IN FULL: Supreme Court ruling in gay cake case

The Supreme Court in London has ruled in favour of the Christian owners of a Northern Ireland bakery who refused to bake a cake with a message in support of same-sex marriage.

The UK’s highest court ruled that the baker’s objection was “to the message and not to the man.”

Owner of Ashers Bakery Daniel McArthur (left) with Simon Calvert of the Christian Institute pictured in Belfast.

Owner of Ashers Bakery Daniel McArthur (left) with Simon Calvert of the Christian Institute pictured in Belfast.

Their ruling follows the latest round of a legal action brought against family-run Ashers bakery in Belfast by gay rights activist Gareth Lee, who won his case initially in the county court and then at the Northern Ireland Court of Appeal. The bakery went on to fight the finding of discrimination at a Supreme Court hearing in Belfast in May.

The Supreme Court ruled today, however, that there was no discrimination based on either sexual orientation or political and religious views in this case.

The president of the Supreme Court, Lady Hale, delivered the following ruling: “As to Mr Lee’s claim based on sexual orientation discrimination, the bakers did not refuse to fulfil his order because of his sexual orientation. They would have refused to make such a cake for any customer, irrespective of their sexual orientation.

“Their objection was to the message on the cake, and not to the personal characteristics of Mr Lee or anyone else with whom he was association.

Daniel McArthur and his wife Amy

Daniel McArthur and his wife Amy

The message on the cake would not just be for the benefit of gay people but also for their families and friends and anyone else who recognises the social benefits which the commitment involved in gay marriage can bring.

Accordingly, this court holds that there was no discrimination on the grounds of sexual orientation of Mr Lee or anyone else with whom he was associated.”

Lady Hale continued: “As to the claim based on religious belief or political opinion, the holder of the belief or political opinion in question has to be someone other than the alleged discriminator.

Once again, the bakers’ objection was to the message and not to the man. It was not that Mr Lee was being refused a job, accommodation, or baked goods in general because of his political opinion. The evidence was that the bakers were quite willing to employ and to serve gay people.

So the answer in the claim based on political opinion may be the same as the answer to the claim based on sexual orientation.

However, there was a much closer association between the political opinion of the man - that is in favour of gay marriage - and the message he wanted to promote, so that it could be argued that the two could not be separated when considering whether he had been discriminated against on the grounds of his political opinion.”

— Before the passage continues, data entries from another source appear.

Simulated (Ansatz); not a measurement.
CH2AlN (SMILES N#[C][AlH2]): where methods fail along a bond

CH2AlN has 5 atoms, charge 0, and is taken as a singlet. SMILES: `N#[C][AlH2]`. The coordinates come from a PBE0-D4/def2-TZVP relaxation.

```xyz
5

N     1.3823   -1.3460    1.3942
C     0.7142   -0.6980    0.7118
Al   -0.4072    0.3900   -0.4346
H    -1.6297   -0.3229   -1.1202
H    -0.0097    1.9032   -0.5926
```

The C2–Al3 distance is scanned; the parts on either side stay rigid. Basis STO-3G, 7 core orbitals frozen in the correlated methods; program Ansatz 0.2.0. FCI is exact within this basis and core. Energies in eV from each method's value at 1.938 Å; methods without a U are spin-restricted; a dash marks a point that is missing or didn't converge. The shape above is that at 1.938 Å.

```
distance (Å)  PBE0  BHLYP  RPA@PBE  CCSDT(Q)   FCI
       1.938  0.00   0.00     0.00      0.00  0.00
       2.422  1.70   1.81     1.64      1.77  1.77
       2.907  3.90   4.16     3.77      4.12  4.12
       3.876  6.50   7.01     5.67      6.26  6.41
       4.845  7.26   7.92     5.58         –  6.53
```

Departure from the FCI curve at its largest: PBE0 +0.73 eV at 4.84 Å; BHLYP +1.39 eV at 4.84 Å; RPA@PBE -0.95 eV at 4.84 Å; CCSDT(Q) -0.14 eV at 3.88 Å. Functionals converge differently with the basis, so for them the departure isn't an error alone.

She referred to Articles 9 and 10 of the European Court of Human Rights.

“If so, it would be necessary to consider the impact on the McArthur’s rights under the European Convention on Human Rights. Article 9 of the convention protects the right to freedom of thought, conscience and religion, including the right to manifest one’s religion or belief in worship, teaching, practice and observance,” Lady Hale said.

“The European Court of Human Rights in Strasbourg, and the judicial committee of the privy council here, have held it to be an interference with this right to oblige, in case, non-believers to swear a Christian oath as a condition of remaining a member of parliament, and in the other case to oblige a Muslim soldier to remain present and doff his cap during Christian prayers at ceremonial parades and at morning and evening colorus.

The freedom not to express an opinion which one does not hold is also protected by article 10 of the convention, which provides that everyone has the right to freedom of expression.

“This court has held tat nobpdy should be forced to have or express a political opinion in which he does not believe.

Convention rights can and are limited by the non-discrimination discrimination. The bakers could not refuse to supply their goods to Mr Lee because he was a gay man or supported gay marriage. But that is quite different from obliging them to supply a cake iced with a message with which they profoundly disagreed. The fair employment and treatment order should not be read and given effect in such a way as to compel them to do so.”

She added: “Accordingly this court holds that the claim based on Mr Lee’s political opinion also fails, and thus it allows the bakers’ appeal.

This conclusion is not in any way to diminish the need to protect gay people and people who support gay marriage from discrimination. It is deeply humiliating and an affront to human dignity to deny someone a service because of that person’s race, gender, disability, sexual orientation, religion or belief. But that is not what happened in this case”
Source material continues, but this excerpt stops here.